In the latest sweep of demonstrations in the Arab world, tens of thousands of Yemeni protestors took to the streets yesterday. Inspired by events in Tunisia, they are demanding no less than the resignation of President Ali Abdullah Saleh.
The most impoverished of the Arab nations, Yemen has become a stronghold for al Qaeda. With revolt in the North and a secession movement in the South, the country’s stability has been uncertain for some time, and now the country’s Houthis, southern separatists, and Al Qaeda militants have come to the fore along with many students and workers who are simply fed up with the government’s corruption and failures. Despite recent instability, Thursday’s bout of protest is breaking the norms and expectations long established by state repression.
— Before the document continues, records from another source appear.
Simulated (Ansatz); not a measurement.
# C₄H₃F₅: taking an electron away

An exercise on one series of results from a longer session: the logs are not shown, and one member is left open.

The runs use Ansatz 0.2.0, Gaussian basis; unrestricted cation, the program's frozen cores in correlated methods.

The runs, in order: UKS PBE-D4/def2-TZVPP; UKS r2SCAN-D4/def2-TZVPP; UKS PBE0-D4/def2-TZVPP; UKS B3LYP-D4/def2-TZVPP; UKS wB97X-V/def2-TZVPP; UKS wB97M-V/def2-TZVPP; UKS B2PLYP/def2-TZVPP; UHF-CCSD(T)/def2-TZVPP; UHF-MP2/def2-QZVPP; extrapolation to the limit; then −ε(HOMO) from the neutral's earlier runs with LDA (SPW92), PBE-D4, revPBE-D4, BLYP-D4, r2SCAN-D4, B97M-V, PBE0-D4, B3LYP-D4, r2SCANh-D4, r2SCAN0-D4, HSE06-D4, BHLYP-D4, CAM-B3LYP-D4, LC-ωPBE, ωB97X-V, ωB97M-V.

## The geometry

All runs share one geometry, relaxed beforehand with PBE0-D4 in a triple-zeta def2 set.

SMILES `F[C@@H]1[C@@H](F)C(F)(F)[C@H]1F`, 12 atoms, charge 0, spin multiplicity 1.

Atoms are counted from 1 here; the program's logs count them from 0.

A group of the government’s supporters also protested in Sanaa as well, but their rally was small compared to the opposition.
Among the anti-government protestors’ grievances is a regime riddled with corruption that has little control outside of Sanaa, the capital. The country’s scant oil resources are estimated to run out within a decade at the current rate of extraction, and nearly half of the country lives below the poverty line of less than $2 a day.
''No to extending [presidential tenure]. No to bequeathing [the presidency],'' the protestors chanted on Thursday.
Saleh has been in power for 32 years. Even as protests erupt, a constitutional amendment is being discussed that would make Saleh’s presidency a life term. Public anger is intensified by talk of Saleh instating his son into power after his extended stay in office has terminated.
Saleh has responded to the protestors by promising that he will not put his son into office. He has slashed income taxes in half and commanded his officials to control prices.
Saleh has deployed thousands of riot police into South Yemen to maintain security. The White House, whose involvement in Yemen has increased with Al Qaeda’s presence, announced that Yemen’s government is respecting peaceful protest and that police violence has been minimal.